We drove through the mountains and ranches to Gracias, Copan. Exhausted we enjoyed a business-traveler’s hotel and slept for a long time. In the morning we headed towards Copan Ruinas, with a stop at the hot springs near Gracias. They were warm springs and it was Sunday. This meant it was rather busy. In particular it was patronized by two little kids who loved to cannon-ball people. They got us, then set their sights on a group of three grandmother-aged women. We left quickly and headed to Copan Ruinas.
We stayed at Brisas de Copan the first night. A great little bargain of a hotel, one block from the square, with a little parking area, hot water showers, nice staff, and spotlessly clean. For 20 usd it was unbeatable, especially compared to the other 5 rooms we looked at around town.
The next morning we walked to the ruins. They are not large like other well known Mayan sites, but they are peaceful and picturesque, especially since we had them nearly to ourselves to explore.

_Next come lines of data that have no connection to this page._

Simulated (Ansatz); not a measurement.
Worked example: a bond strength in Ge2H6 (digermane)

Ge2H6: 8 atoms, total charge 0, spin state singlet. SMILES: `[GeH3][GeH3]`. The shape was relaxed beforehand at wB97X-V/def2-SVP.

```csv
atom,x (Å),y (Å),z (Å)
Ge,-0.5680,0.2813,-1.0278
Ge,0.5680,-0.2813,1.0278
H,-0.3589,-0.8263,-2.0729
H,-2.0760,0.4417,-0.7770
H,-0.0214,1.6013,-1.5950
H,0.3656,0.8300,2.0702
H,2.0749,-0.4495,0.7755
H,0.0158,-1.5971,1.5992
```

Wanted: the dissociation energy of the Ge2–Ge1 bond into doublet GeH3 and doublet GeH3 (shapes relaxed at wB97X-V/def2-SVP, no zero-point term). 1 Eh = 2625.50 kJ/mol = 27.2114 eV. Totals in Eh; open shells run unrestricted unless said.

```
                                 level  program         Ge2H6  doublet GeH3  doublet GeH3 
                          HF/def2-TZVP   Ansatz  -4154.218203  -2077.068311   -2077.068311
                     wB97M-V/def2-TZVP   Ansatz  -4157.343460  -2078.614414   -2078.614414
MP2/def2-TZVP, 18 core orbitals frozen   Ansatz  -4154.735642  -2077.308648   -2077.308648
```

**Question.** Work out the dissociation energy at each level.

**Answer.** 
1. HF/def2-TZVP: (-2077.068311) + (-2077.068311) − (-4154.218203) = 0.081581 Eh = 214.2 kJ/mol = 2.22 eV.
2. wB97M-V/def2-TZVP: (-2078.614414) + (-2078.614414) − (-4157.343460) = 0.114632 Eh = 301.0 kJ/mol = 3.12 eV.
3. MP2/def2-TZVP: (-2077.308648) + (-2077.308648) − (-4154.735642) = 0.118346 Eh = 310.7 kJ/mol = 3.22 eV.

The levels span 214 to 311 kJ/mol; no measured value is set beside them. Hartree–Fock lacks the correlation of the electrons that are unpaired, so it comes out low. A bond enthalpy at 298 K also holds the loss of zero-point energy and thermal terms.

Dave imitates Mayan sculpture surprisingly well.

That afternoon we got intouch with Dona Flavia. In addition to being the proprietress of the enchanted Hacienda San Lucas on hill above the valley, she is also the future-mother-in-law of the dear Sara Maunder, a friend from GGU. Sara put us in touch with Flavia. I can’t think of a better in-law pair; both are generous-of-spirit, vivacious, and simply lovely individuals. Flavia was the most gracious of hostesses and treated us like family.
Flavia invited us to dinner and to experience an evening up at the hacienda. It is a unique jewel of a place. On the land is Los Sapos, a small site that is part of the larger system of ruins throughout the valley. We enjoyed a late-afternoon, bird-song filled, walk to Los Sapos, and spotted a few birds along the way.
The evening at the Hacienda was illuminated with candle-light, further adding to the beauty and peacefulness. We had a macadamia-corn soup that was the most delicious dish we’ve eaten on the trip. It was creamy in consistency, but light on the palate, with finely ground macadamia nuts waiting on the bottom. The entire meal was delicious. For dinner we sat with a family from San Francisco. By total coincidence the dad works with Paul, Flavia’s son/ Sara’s fiancĂ©, in San Francisco. The mom and dad were visiting Raphael, their son, who has been working in Trujillo for nearly two years as a Peace Corp volunteer. Their company was equal in quality with the meal.
Morning at Hacienda San Lucas

The next morning we enjoyed breakfast before walking back into town for the car. From there we were back on the road to San Pedro Sula to pick up Mom from the airport. It was an uneventful drive, except for the cattle drive in the road. Our original plan was to just wait for it to pass us, but a minibus came along and showed us how to handle it Honduras-style.